I didn’t do much at all. I kept the kitchen tidy and the usual grocery shopping and evening meals, but I didn’t do much else.
For the first two days, I read books and watched movies and had endless cups of tea. By the third day I was bored, and I decided to really clean out my closet. I put all the clothes I didn’t want on the bed and started to sort them into piles. “What will I keep what should I give away..?”
Finally I took a few deep breaths and put them all into bags and drove straight to the charity shop. I felt really glad that I did that. My closet looked organised for a change, and it was easy to find what I wanted. The remaining garments fit me and I like all of them. Job well done.
Then I tried to sort out a linen closet next, but half-way through I got bored and gave up.
“I can do this closet tomorrow” I thought. Or next week. Or the week after that…!!
I thought, “I can do all these things when I want to. There’s no rush.”
It has taken me over two years to figure out this retirement thing.
I can do what I want to and in my own time. No clock watching and no reporting to any one but me.
During my first few weeks of retirement, I was dashing around, meeting people and wandering around the shops. Then I became tired of shopping and meetings, so I slowed down my activities. I became a bit depressed I think … and did nothing …. and, I do mean nothing.
I had to really force myself to do everyday things. I had to give myself a little lecture … “Get organised now and decide what it is that you really want to do”, I said.

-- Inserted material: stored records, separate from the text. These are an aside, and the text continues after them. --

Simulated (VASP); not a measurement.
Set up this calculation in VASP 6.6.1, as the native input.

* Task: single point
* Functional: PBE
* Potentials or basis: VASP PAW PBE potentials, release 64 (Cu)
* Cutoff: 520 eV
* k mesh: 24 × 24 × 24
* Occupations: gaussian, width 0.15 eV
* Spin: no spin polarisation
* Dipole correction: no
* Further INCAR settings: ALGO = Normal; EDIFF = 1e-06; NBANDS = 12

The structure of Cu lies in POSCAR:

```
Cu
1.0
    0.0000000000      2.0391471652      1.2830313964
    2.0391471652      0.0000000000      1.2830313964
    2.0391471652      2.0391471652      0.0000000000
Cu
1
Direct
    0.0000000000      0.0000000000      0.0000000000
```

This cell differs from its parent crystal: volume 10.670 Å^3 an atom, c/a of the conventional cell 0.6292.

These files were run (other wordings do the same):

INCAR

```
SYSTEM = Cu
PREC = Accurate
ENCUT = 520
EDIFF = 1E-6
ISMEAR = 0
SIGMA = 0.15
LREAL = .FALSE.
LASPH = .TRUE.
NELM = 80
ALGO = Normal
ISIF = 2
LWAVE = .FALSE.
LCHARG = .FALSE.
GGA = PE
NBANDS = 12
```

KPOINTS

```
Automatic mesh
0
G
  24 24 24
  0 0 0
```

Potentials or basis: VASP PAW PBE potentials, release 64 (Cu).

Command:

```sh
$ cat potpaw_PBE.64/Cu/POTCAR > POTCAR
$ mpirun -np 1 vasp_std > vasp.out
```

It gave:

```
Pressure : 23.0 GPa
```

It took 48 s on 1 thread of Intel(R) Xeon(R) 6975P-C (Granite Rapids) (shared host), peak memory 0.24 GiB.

I missed the camaraderie of the work place so I decided to volunteer at a charity shop. I started off with one morning a week and now I do two mornings. I love it. I have reconnected with a few ladies I knew years ago. We chat and have a good time while sorting through the donated clothes.
About that time my third grandchild was just a baby and then sometime later my fourth grandchild was born and my days got busier.
Even now there are days when I get a mild feeling of anxiety … “Is there something I should be doing instead of reading..?” … and I realise that it is a left-over feeling from forty years of organised structure in the classroom and a specific purpose to each day.
I am still working on this retirement thing and maybe one day I will be totally relaxed and not so anxious when I have nothing to do but please myself. Maybe I need to be retired for a while longer before I can be really relaxed about managing my own time, and not always worried that there is something else I should be doing.
In a few weeks I am travelling to Scotland with my grandson, leaving my daughters and the other grandkids behind. I am feeling stressed about . But I want to go. I know they are capable mothers and they will be fine for two weeks. That’s only a few days in the grand scheme of things, and it will do me good to see family and friends and relax.
I’m not so worried about my husband and the dog … he quite enjoys being by himself (my husband that is, not the dog …..she will miss me ;-)) Hopefully our daughters will keep an eye on him. I will return a re-energised grandma and wife, bearing gifts.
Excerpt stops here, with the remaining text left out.